The fog this morning in this little Ohio town in the northwest corner of the state was thick enough to delay school for a couple of hours.
In this part of the Midwest the land is so flat that there is a straight horizontal line where land meets sky miles away. It’s rich farmland, and you can still see farmers working their fields on ancient tractors and herding their Jersey cows into sagging barns. The family farm still exists here, but barely.
Mendon Union High School, with graduating classes of about 20 has been torn down, so local children ride buses to Van Wert schools across the flat roads laid out in rectangles bordering the fields. Van Wert has the highest unemployment rate in the state. Still, local residents support their schools. They expect their kids to attend every day and to graduate, maybe even go on to enroll at The Ohio State University, the giant land grant college in Columbus, or one of its satellite campuses like the one in Lima. This is Buckeye country, and half the patrons at the Pizza Hut buffet last night were wearing t-shirts or jackets with the scarlet and grey block “O.”
The people are unfailingly polite and friendly. Their speech has a distinct twang, noticeable especially when they talk about the upcoming football game with “Meeshigan.”
Van Wert public schools spend $4,777 per student, about 22% less than the national average of $6,058 according to Sperling’s Best Places to Live. Van Wert’s cost of living is also about 22% less than the national average.
Meanwhile, in Scarsdale, New York, per pupil expenditures according to the New York State Report Card, is $14, 823, about three times what Van Wert spends. The average for all New York public schools is $9,485, more than twice the Van Wert number. Even adjusting for cost of living, the disparity is enormous.

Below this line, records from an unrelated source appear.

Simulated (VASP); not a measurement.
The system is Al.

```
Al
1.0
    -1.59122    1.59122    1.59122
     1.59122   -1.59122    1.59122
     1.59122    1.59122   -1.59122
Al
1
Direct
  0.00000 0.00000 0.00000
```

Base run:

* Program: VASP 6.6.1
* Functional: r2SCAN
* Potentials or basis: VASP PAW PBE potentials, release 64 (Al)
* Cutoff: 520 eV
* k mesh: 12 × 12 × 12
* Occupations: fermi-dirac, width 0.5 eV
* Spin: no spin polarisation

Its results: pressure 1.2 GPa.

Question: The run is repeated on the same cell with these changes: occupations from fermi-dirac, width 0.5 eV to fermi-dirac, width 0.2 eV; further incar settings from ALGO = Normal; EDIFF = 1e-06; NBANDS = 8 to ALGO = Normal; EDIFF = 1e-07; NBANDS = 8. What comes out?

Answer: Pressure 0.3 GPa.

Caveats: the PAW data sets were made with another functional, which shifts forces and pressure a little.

When the fog lifts, I think about how school officials in New York State are howling because the Governor has recommended cutting state aid to schools mid-year to address the state deficit. Maybe he should charter a bus and send some of those officials to Van Wert or the thousands of small towns like it throughout the country. Because it’s not always about more money. Sometimes it’s about making it work with what you’ve got.